A different kind of fork can be caused whenever nodes run different software
and disagree about the rules of what constitutes a valid block. In this case
manual intervention by node operators might be required.
%\subsubsection{Finality}
%The most important metric for a majority of blockchain users is the latency
%between submitting a transaction and the time by which there is enough
%certainty to consider this transaction confirmed, i.e. final. How to
%quantify this metric is still an understudied topic but beyond the scope of
%this paper.
%The most widely used metric nowadays, although certainly not the best, is the
%number of blocks following the block which included the transaction in
%question.
%This metric is used with the assumption that with each successive block the
%probability of a previously unknown, but longer, branch with more work
%committed, showing up, gets lower. Such an unknown branch could be problematic
%since it might include different transaction and invalidate a previously
%thought to be valid transaction.
%The logic for this follows from the above fork choice rule and the lack of a
%way of assessing the actual mining power available to all network
%participants.
%(finality as a function of the transacted value and PoW amount (time))
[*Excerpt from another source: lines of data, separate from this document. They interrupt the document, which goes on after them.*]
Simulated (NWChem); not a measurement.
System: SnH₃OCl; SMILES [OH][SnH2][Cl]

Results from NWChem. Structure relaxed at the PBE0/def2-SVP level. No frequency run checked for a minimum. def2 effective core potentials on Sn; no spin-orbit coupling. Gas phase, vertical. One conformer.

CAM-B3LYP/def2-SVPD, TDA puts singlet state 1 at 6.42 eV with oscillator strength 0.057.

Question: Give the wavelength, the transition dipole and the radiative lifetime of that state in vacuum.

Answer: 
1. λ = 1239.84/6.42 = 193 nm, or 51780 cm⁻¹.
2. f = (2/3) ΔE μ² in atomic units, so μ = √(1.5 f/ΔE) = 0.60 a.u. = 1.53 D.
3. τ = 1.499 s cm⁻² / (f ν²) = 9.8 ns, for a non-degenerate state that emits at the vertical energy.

\subsection{Next Generation Nakamoto Consensus}
Where in Bitcoin or Ethereum each block filled with transactions requires
a proof-of-work solution, a miner in \aet\ has to find one proof-of-work
solution and can then create multiple blocks with transactions until the next
miner finds an admissible proof-of-work solution. This scheme was proposed by
Ittay et al. \cite{Eyal:2016:BSB:2930611.2930615} under the name
\enquote{Bitcoin-NG}.
\subsubsection{Key- and micro-blocks}
Bitcoin-NG requires two different kinds of blocks. One kind, called
\textit{key-block}, to elect the miner, or \textit{leader}, who is allowed to
include transactions on chain, and \textit{micro-blocks} containing
transactions. Every new key-block starts a new epoch---or \textit{generation}
in the \aet\ context.
The key-blocks contain the hash of a previous micro-block as well as the hash
of the previous key-block.
Micro-blocks are created in rapid succession making it likely that any
given new key-block does not include the hash of the latest micro-block
produced by the previous round leader.
This is called a micro-fork. (cf.\ red micro-block in Fig.\
\ref{ng-mining}). The transactions of the discarded micro-blocks are put back
in the transaction pool and taken care of by the next leader. Since they have
been seen in a micro-block before, they will very likely be valid in
future micro-block as well.
In practice, miners are allowed to publish a micro-block every three seconds
and the computational complexity---associated with every transaction and
measured in gas---is limited per block. These limits are put in place to avoid
miners flooding the network.
To give miners an incentive to work on top of the newest micro-block,
transaction fees are divided by giving 40\% to the leader producing a
micro-block and 60\% to the miner of next key-block after that
micro-block\footnote{Note that if miners
were to only mine key-blocks, there would be no transactions on the
chain at all.}.
\begin{figure}
\includegraphics[scale=0.3]{keymicro.jpg}
\caption{Next generation consensus}
\label{ng-mining}
\end{figure}
\subsubsection{Fraudulent leaders}
There is only one leader per generation creating micro-blocks. Each key-block
includes the public key of the new leader and consecutive micro-blocks are
only valid if signed with the associated private key. This protects
against third parties trying to post micro-blocks.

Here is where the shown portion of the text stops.